If Donald Glover and Beyoncé aren’t friends already, they sure are about to be. Disney’s CGI version of The Lion King comes out next month, and they’re front and center as Simba and Nala.
While the two sing the Oscar-winning song “Can You Feel the Love Tonight” in the film, it’s not clear how much they actually worked together in the same room at the same time. Whatever the case, if they’re not friends already, they’re about to get to know each other a lot better as they embark on the press tour for the movie, which comes out July 19.
The music being one of the most beloved features in the film, we’ll also consider what old songs and new songs may appear in the movie – at least one of which may feature Beyoncé herself.
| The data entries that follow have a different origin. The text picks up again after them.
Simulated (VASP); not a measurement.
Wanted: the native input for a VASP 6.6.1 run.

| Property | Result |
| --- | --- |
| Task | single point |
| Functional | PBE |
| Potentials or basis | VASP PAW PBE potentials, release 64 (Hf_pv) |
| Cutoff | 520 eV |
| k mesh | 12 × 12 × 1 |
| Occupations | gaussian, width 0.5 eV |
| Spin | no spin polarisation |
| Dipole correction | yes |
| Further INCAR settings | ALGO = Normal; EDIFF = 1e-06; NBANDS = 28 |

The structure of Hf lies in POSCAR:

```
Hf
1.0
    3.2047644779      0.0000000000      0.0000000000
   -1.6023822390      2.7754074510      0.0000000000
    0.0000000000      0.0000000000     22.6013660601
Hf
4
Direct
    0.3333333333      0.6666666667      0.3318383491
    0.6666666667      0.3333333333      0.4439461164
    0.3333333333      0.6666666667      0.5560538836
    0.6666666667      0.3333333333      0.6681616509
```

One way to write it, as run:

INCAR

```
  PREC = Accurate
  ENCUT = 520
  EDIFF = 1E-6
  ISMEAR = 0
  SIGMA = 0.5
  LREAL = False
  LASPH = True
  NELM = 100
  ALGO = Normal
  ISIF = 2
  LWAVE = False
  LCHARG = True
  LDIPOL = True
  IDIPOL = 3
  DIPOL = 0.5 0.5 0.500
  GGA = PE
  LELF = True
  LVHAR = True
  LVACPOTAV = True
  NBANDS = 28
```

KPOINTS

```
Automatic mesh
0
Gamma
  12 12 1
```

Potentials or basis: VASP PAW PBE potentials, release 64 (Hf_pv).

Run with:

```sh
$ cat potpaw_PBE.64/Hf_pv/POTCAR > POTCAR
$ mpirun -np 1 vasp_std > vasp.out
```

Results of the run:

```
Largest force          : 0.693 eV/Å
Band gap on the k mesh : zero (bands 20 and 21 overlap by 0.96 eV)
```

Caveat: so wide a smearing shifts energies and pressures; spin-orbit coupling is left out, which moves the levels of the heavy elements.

Glover ‘intimidated’ by Beyoncé
Well, who wouldn’t be intimidated by Beyoncé, arguably the biggest pop star in all of music? Certainly not Glover. He’s obviously no stranger to the media blitz, what with Childish Gambino and appearing in Solo: A Star Wars Story last year, but hearing Beyonce sing is something else altogether.
“We started recording some stuff and it’s, you know, it’s a little intimidating,” Glover told Entertainment Tonight. “[At least] from my point of view. Just hearing her do it, it’s been like, ‘Man, this is a really special thing.’”
What reports don’t specify is whether Beyoncé and Glover actually recorded in the same room together. Although the upcoming movie has been referred to as “live action,” it really isn’t. It uses photorealistic CGI to create the animals and the landscapes in which they travel. It’s similar to the technology used in the 2016 The Jungle Book, also directed by Jon Favreau. However, that version had a live-action Mowgli. There are no humans in The Lion King. So in a sense, the 2019 version is every bit as animated as the 1994 version.
That being the case, voice actors only rarely record their parts together, even if the actors/characters share a scene. Typically, each actor is recorded separately, and the performance is stitched together in the editing room.
However, even if Glover and Beyoncé weren’t standing on opposite sides of a microphone, we’re confident the intimidation factor would still be pretty high.
What songs will be in ‘The Lion King’?
The original film had five songs: The opening “Circle of Life,” “I Just Can’t Wait to be King,” “Be Prepared,” and “Hakuna Matata” all written by Elton John and Tim Rice. The movie will feature at least four of these songs, although reports conflict as to whether the villain Scar’s song “Be Prepared” will be included. A report by Zimbio quotes John as saying it will not be in the film, although a report by Broadway World said it would be.
We also know that Elton John has assisted in the new versions of the songs, at least partly working with Beyoncé. He has confirmed that he and Beyoncé and Tim Rice have written a new song that will play over the end credits. Remakes of musicals often add a new song to score an Academy Award nomination. The trick worked for Evita, for which Rice and Andrew Lloyd Webber won an Oscar for the song “You Must Love Me.”
Timon and Pumba sing with Beyonce
People tend to think of “Can You Feel the Love Tonight” as a love ballad, and it is. But they tend to forget that the last part of it is also a comedy song, as Timon and Pumba comically mourn their friend’s romance: “In short our pal is doomed.”
Seth Rogen plays Pumbaa and Billy Eichner plays Timon, and they confirm they recorded that part of the song. So they can rightly say they are recording artists along with Donald Glover and Beyoncé – much to Rogen’s amusement.
When appearing on The Late Late Show with James Corden, Rogen said that he did record in the same room with Glover, and that was intimidating enough for Rogen, who is not normally a singer. “I had to sing in the same room as Donald Glover – like face to face with him. And he’s a professional musician, so that sucked.”
And while we’re not sure if he came face to face with Beyoncé, Rogen was intimidated enough to keep repeating to himself “I’m funnier than she is.”